The management team obviously can’t wait for the Board Meetings to make offers. So most companies make offers that are contingent on board approval, but that approval is assumed that it is going to be there. Otherwise the management will be in a tough spot having made a promise they can’t keep.

What I generally suggest is that management have a standard options grant. It could be as simple as “everyone gets at least 1000 shares when they join, important role players get 5000 shares, directors get 10,000 shares, software engineers get 10,000 shares, senior software engineers get 20,000 shares, VPs get 50,000 shares. C level gets 100,000 shares”

I just made that up. You should make one that makes sense to you.

Then you get the Board to sign off on the standard grants. Then you can make offers with standard grants in them knowing that they will be approved.

If you want to go wildly off the standard grant for a special situation (relo, super star, etc), just shoot the board an email and get buy-in before making the offer. You will still want to get formal approval at the next Board Meeting.

I also suggest building an options budget. To do this you take your standard grant schedule, and then map it to your hiring and retention plan (I suggest granting options to current employees every two years as part of a retention plan) and then you will have an options budget for the next few years. That is a great thing to have.

For many of you, this is all obvious stuff. But you would be surprised how confusing all of this is to many entrepreneurs. So I figured I would put it out there.

Employee Equity: Too Little?

Sam Altman, who is now running YC, has a good post on employee equity that has been making the rounds this weekend.

He makes four observations about employee equity:

– employees don’t get enough

– the requirement to exercise quickly upon leaving is painful

– the tax treatment of options is closer to salary than stock

– companies don’t tell employees enough about their stock and related information

I generally agree with the latter three points. But I am not sold on the first point. We have seen some of our portfolio companies make very large grants to early employees and that ends up hurting the founder’s stake because investors factor all of the shares that have been issued into the valuation they offer.

This issue is getting particularly visible in silicon valley where the value of a top software engineer has risen considerably in recent years. Let’s say that you want to hire a top software engineer and are competing with equity grant offers from Facebook and Google where the value of the grant is $1mm. If you have a current valuation on your company of $10mm, then you have to offer 10% of the company to compete for that engineer. I am not saying the engineer isn’t worth it. She is. I am just pointing out how dilutive employee equity is becoming in silicon valley. We are seeing similar things happening in NYC and I imagine they are happening elsewhere.

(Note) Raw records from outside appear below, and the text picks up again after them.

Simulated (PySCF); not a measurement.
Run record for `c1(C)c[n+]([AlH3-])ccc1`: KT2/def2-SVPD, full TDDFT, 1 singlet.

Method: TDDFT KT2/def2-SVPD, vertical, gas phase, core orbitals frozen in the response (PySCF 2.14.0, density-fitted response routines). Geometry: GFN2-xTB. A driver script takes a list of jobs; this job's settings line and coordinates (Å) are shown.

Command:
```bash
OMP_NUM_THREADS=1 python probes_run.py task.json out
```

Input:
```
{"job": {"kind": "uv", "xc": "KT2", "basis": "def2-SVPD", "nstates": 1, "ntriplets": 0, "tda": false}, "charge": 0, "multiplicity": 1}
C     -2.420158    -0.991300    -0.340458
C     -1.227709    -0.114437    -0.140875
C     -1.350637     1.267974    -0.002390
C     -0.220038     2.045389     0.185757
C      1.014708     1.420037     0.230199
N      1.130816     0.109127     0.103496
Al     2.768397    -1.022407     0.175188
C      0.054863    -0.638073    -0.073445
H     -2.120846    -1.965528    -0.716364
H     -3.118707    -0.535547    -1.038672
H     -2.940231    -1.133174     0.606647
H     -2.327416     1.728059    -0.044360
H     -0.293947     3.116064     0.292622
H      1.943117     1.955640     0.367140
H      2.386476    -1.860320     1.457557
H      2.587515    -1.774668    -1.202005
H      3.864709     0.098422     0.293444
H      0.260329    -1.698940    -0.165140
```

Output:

Since I started in VC, the percentage of a company that non-founder employees owned was always in the 15-20% range after the team is fully built out. In recent years, I have seen that number creep up to the 20-25% range and if you extrapolate current trends out a few years, it could easily be 30%.

So I guess what I am saying is that this is a market we are participating in. And this market is becoming very competitive and a lot more transparent. The benefits of both of those things are accruing to the employees and they are getting more and more equity as a result. Sam may be looking in the rear view mirror with this first assertion. I think like many things, the market will take care of this problem. It already is.